Saturday, February 15, 2014

Nation of laws must rein in Obama

02.15.2014


A few days ago, Danish journalist Lars Hedegaard wrote me with a new assignment to write for the European paper he co-edits:

“Would you write something about a disturbing phenomenon — the fact that Obama rules by decree and neglects the Constitution. How can this go on? Nixon was a complete amateur compared to this would-be Kim Jong-Un. It looks like a coup d'etat. Nobody talks about it in Europe.”

So that's what America looks like from 4,000 miles away.

Given the lack of context “over there,” my overview had to start with the basics of Barack Obama's presidency: numerous unconfirmed “tsars,” sweeping executive orders and massive amounts of regulation. “I've got a pen and I've got a phone” is the way the president recently described his tools of power, noticeably omitting whether he also had a copy of the U.S. Constitution.

For many Americans, living through the Obama era day by day, executive order by executive order, our nation's transformation becomes so much enveloping static. Yes, there are shrieks and screams (over ObamaCare's rollout, for instance), but mostly people seem to shut out the background noise of an aggressively collectivizing government doing business. Obama's poll numbers dip, yes. White noise ensues.

Obama is seizing powers that belong to the legislative branch. He's not the first president to do so; not by a long shot. That's also part of the ambivalence problem. Obama fits an accepted historical mode of abuse exemplified, for example, by the even more dictatorial FDR.

What distinguishes Obama's fiats in our time, however, as Sen. Mike Lee, R-Utah, told CNSNews.com, is that Obama “has repeatedly made use of executive orders to change statute, to change law, to change legislation enacted by Congress.”

A president can't do that. The crisis exists because the legislative branch is letting him.

During a December hearing before a House Judiciary subcommittee on “The President's Constitutional Duty to Faithfully Execute the Laws,” liberal law professor (and onetime Obama voter) Jonathan Turley stated: “The problem with what the president is doing is that he's not simply posing a danger to the constitutional system. He's becoming the very danger the Constitution was designed to avoid.”

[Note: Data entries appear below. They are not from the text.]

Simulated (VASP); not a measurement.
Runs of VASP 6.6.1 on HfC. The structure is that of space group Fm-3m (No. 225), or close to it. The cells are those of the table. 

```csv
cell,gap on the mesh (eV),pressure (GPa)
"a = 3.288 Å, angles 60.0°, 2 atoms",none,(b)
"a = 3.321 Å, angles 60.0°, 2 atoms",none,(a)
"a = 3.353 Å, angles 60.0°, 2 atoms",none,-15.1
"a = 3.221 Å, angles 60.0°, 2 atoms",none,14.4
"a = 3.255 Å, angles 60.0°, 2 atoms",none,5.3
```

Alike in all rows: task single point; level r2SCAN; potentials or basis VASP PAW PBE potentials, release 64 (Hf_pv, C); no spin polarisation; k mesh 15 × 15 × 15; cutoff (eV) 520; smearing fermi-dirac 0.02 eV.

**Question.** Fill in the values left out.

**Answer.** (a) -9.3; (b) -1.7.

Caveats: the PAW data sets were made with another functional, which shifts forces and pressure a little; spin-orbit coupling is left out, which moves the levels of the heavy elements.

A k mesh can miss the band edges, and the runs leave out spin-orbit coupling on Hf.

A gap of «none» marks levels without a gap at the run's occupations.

What to do with a president who rewrites his own laws, enacts legislation that has failed (repeatedly) to pass into law, and creates legislation through executive agency regulation?

The boldest proposition on the table so far — not moving, I will add — is for Congress to stop funding executive orders that upset the Constitution's “balance of powers.” This is an obvious “check” to restore “balance.”

But Obama's systematic assaults on constitutional governance require more than defunding, and more than static. They require, first and most urgently, a full airing. Impeachment, which may begin with an impeachment inquiry, is the means the Constitution provided us. It offers the way “forward,” as the president might say, to re-establish that America is a nation of laws, not men.